Monday, March 26, 2007

Sometimes I Just Want

Insight.  What is it really?  How does it work?  Is it valuable—or do we live in a world so techanized and data driven that nothing but algorithms and digital code has any value.

Stop here a moment and think on it.  What’s your gut response?

I have no hesitation in my reaction.  Yet, read the financial and business news and analysis, in any channel, and you will see that there is a debate.  There are folks who really do believe (fervently I might add) that we are in the age of software coded response, i.e., the ability to predict based on past behavior is more relevant than “touchy-feely” consumer marketing of the past.

By now, you may have guessed (if you didn’t know before) how I feel about this issue.  Then, I saw this quote from a US TV show of the last century and it became even clearer:

Sometimes the mind, for reasons we don’t necessarily understand, just decides to go to the store for a quart of milk.
Northern Exposure, Three Doctors, 1993

There you have it.  Sometimes I just want a quart of milk; or a pair of pants in a color that I never before considered.  And sometimes I just want tickets to a movie that defies my taste.

What is your thinking?

Posted by David on 03/26 at 09:02 AM
(14) CommentsPermalink
  1. Yep couldn't agree more with you - human beings are very complicated - even one-to-one interaction can leave you flawed (e.g. just look at all the failed marriages!). I think it comes down to the simple fact that you can never experience how someone else experiences - so you'll never truly understand anothers behaviour... Unless you can climb inside their head and change their behaviour - Being John Malkovich.

    Posted by Lisa  on  2007-03-26 15:40:57

  2. I understand your point, but it's not necessarily humans against algorithms, but humans PLUS algorithms. Google realized that, and uses hundreds of freelancers worldwide to provide inputs to their complex pagerank algorithms. Pandora does the same, to classify songs and affinities. Del.icio.us does the same aggregating and categorizing the web. Algorithms can be super-ultra-smart, if you give them a hand (or a brain)... There's a brilliant article by Tim O'Reilly on last Make Magazine about the same subject. See it here: http://www.make-digital.com/make/vol08/?pg=15&pm=1&u1=texterity&liid=93a62ed593

    Posted by guilherme ambros  on  2007-03-26 16:09:34

  3. ps: forgot to mention that, obviously, nothing will ever be a substitute for guts, for (human) insights. Nothing can even come close to amount of data the human brain can process in a fraction of second :o)

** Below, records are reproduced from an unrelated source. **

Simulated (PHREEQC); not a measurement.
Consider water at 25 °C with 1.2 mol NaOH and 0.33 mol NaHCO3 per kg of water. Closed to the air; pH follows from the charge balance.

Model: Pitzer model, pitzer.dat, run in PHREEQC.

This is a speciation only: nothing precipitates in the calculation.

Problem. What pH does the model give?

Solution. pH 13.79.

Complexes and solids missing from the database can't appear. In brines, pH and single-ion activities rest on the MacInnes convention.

    Posted by guilherme ambros  on  2007-03-26 16:11:50

  4. Data is good for helping to inform a decision. There isn't ever enough machine-generated data for you to come to a 100% conclusion based solely on that data when it comes to human behavior. I tend to believe that machines can't track 99% of all relevant data when it comes to trending behavioral patterns. (Do machines track my state of mind? What I had for breakfast? Whether or not I just lost one of my gloves?) Sometimes, data provides an insight on behavior that isn't necessarily expected. The indicator that there's an over-reliance on data is the view that the "insight" 1s overly valuable - to immediately lend it credence and reliability because it was unexpected...instead of inherently questioning it and/or trying to understand it. Of course, the opposite is also true. When data comes back and validates your idea/insight, are you quick to say "See? We're right!?" Or do you say "OK, how do we prove that both the data and our insight is correct?" The danger is (and always has been) over-reliance on data. Good data isn't a replacement for thinking.

    Posted by Glenn White  on  2007-03-26 16:29:33

  5. In my wallet I carry a card that says; "Imagination is more important than knowledge." Albert Einstein Data is knowledge, true insight requires imagination and without it data remains simply numbers.